NERAM, Armidale
Group Exhibition
I lived here (Armidale) as a child until I was 14. My family roots are here. I also lived in Sydney for a while, for about 20 years. I decided eventually that I needed to move back to the country for painting, because it’s the natural and not so much the urban environment that motivates me to paint. The obvious place to come back to for me was Armidale. I love the Tablelands with its variety of landforms, and the wonderful Gorge country where the land drops away suddenly towards the east.
It’s the drama in the light that mostly captures my imagination, which is probably an Australian wide thing but I think New England has its own unique sort of light. The flora has a wild ruggedness about it. I suppose landscape inspires me anywhere but I tend to paint and be more inspired by the inland rather than the coast, and I prefer to live in a cooler climate. There are wonderful textures in the grasses here, and the changes in the colours from summer to winter, I like that as well because it starts to get quite bleak looking. During these times the straw colours are broken up by areas of sage and rust colours, but it is all quite subtle. The light, light is a big factor for me in painting. I guess it’s the main thing that motivates me to paint, especially in the evenings when all that bleached looking landscape totally alters and is transformed into something rich and vivid, and all those wonderful steely blues, mauves and pinks start to appear on the eastern horizon.
I think generally my paintings require a bit of adjusting to. They are not immediately accessible. You might say they are an acquired taste. That’s a fairly common response I get from the work anyway. I’d rather paint what’s beyond what we see with our physical senses, or attempt to. I certainly don’t like the viewer to be anchored to a physical location in their imagination. I’d rather my paintings to trigger something inwardly, that they may not have tapped into before. The aim is to hopefully appeal to the viewer on a more subconscious level, so if I use place names in my titles, I think it limits the imagination and the viewer’s ability to ultimately gain something from it at a deeper level.

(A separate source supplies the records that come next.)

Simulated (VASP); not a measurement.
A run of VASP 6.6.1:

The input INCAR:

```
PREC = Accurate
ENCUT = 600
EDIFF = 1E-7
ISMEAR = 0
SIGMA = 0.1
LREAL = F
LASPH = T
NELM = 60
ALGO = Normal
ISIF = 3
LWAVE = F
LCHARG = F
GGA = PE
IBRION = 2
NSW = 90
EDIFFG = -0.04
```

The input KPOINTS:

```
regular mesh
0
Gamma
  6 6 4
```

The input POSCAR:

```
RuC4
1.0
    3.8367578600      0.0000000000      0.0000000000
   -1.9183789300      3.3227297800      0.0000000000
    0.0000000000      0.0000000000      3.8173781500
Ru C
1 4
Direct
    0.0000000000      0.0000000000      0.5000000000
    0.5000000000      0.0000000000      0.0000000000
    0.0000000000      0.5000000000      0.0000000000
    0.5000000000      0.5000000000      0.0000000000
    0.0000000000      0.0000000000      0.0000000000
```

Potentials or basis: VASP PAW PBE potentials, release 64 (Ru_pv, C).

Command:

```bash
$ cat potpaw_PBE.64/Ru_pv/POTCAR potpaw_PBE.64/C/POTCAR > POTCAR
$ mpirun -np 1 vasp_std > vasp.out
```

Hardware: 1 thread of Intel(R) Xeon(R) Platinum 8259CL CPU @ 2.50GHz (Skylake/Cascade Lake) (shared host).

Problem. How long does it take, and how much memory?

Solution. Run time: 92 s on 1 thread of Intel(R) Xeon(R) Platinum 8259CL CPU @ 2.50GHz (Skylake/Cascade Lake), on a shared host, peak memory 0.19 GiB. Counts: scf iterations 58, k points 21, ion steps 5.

When I look at landscape, I try to break it down into patterns of light and dark so that it virtually becomes a cacophony of abstract shapes and colours. I attempt to capture this with quick pencil scribbles and then add worded colour references. I’ve developed this bizarre way of describing colours- coral pink with slightly pea green edges for example. I’ll then work from these references on a larger scale, on canvas and board in the studio.